Adding Humus to Clay Soil

Clay soil is high in minerals and metals but tends to be low in plant matter and other organic compounds. Adding humus to clay soil brings it into a more viable balance and reduces the density of the soil by separating clay particles and allowing air and water to permeate the soil. To reduce the density of clay soils even further, add sand into the mixture.

Adding Humus to Sandy Soil

Sand is the opposite extreme and has a difficult time retaining nutrients. The large-grained nature of sand allows water to wash through, taking nutrients and minerals away from plant's roots. Blending humus can replace lost nutrients, but you may also want to add a bit of clay to increase the soil's ability to retain moisture. Sandy soils are the least suitable of all soil types, often requiring conditioning before humus can be used.

Using Humus For Potting Soil

For planters and flower pots, humus makes a great potting soil. It is rich in nutrients and is generally a light, fluffy texture, ideal for use in confined spaces. Be sure to check the acidity of the soil to make sure the pH level is between 6.2 and 6.8, or adjust it as needed. Adding lime will reduce the soil acidity and watering with a mixture of 1 part ammonia to 4 parts water will increase the acidity.

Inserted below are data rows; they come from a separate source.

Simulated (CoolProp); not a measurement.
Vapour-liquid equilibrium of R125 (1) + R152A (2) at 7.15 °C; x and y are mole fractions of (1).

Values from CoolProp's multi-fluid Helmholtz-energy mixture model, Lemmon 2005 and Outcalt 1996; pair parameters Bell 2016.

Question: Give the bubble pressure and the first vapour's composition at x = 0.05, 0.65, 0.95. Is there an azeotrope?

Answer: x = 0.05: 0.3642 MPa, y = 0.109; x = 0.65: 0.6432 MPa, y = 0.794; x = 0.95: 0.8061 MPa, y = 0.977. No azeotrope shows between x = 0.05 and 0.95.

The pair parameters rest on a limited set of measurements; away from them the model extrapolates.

Humus is Great for Rooting Beds

Organic soils are ideal for cuttings. The living things within the soil help plants absorb vital nutrients, and that means cuttings must be able to survive long enough to establish new root growth. Additionally, the loose texture of humus will enable transplanting after the roots have been established without damaging them all over again.

Creating Humus at Home

A compost heap is a very good way to generate humus material at home. Coffee grounds, tea leaves and other kitchen waste are mixed up regularly to promote decomposition. Even moldy bread and vegetable cores can be used, and pulled weeds or grass cuttings can be added. Occasionally, add 1 cubic foot of sand or clay to the mixture and the result is ready-to-use soil that is suitable for plants of all types.